They will be fine  i"ve been through this many a time  introducing Degu"s to each other...... now that"s a Challenge!


----------



## joote (Dec 11, 2008)

awww great advice from, everyone! i had a kitten just like this hissed at everything that moved!!! dribbled too.... but thats besides the point.


----------



## ophelia (Feb 11, 2009)

hello. none of my cats are related, the tried method in our house is to keep them seperate for a while, set the new kitten up in a seperate room for a few days, when you're around leave the door open a crack just to let the kittens sniff eachother out. then have the cat out for an evening and slowly integrate them. i was always told that you're basically asking your current cat share it's territory with another cat, it will need time to adjust to this and a pecking order needs to be established. 

another method we had to do with our cats once was when my older one just plain hated the kitten. if you put the kitten in a cat box and put it in a room with your more established cat, they can sniff eachother out and growl and hiss a bit until the cats have established themselves. then slowly you can let the other cat out. 

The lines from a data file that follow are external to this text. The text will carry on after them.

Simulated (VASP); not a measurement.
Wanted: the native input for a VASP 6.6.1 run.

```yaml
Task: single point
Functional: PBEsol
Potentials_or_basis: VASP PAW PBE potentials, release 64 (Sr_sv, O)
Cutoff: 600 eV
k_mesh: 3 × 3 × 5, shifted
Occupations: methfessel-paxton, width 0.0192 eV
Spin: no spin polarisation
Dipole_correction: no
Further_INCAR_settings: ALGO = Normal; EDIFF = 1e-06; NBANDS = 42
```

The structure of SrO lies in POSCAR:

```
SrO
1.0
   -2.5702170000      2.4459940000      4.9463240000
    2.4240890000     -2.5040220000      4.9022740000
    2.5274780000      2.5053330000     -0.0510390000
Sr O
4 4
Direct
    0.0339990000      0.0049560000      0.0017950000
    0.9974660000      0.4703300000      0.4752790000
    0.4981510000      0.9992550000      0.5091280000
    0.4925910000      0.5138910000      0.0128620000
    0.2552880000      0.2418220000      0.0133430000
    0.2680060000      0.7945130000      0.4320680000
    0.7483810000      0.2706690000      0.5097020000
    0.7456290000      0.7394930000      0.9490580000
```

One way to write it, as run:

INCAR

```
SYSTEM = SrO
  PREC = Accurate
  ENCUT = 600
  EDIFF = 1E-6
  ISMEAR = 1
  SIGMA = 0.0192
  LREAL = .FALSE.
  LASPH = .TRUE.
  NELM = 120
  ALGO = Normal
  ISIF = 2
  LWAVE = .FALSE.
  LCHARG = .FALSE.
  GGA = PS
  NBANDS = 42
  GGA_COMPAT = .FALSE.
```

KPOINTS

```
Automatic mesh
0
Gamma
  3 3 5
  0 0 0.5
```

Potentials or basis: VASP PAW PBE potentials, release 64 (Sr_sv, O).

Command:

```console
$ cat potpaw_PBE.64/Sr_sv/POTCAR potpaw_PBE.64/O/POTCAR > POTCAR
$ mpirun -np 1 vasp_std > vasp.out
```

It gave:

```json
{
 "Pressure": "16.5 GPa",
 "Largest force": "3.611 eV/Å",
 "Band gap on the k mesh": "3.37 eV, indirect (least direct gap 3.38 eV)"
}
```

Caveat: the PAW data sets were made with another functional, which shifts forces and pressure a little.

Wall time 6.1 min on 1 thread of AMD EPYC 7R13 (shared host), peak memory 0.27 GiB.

audrey, our eldest cat has always been the bug boss. the other two (especially our other female) tried to become boss but audrey soon put her in her place and now the two little ones are ok as long as they leave audrey alone. they may never be best friends, but as time has gone on, audrey will now sleep next to them and eat with them. it just takes time and patience.

hope this helps x.


----------



## kelly-joy (Oct 14, 2008)

put a few drops of rescue remedy in their water as well


----------



## SapphireAmber (Feb 8, 2009)

Thanks very much everyone for your advice. While they still fight, they also cuddle, sleep and groom each other and i no longer have to keep them separate  However the new one keeps pooing on the floor now nowhere near the litter tray since they have been together whereas she always used it before :-s


----------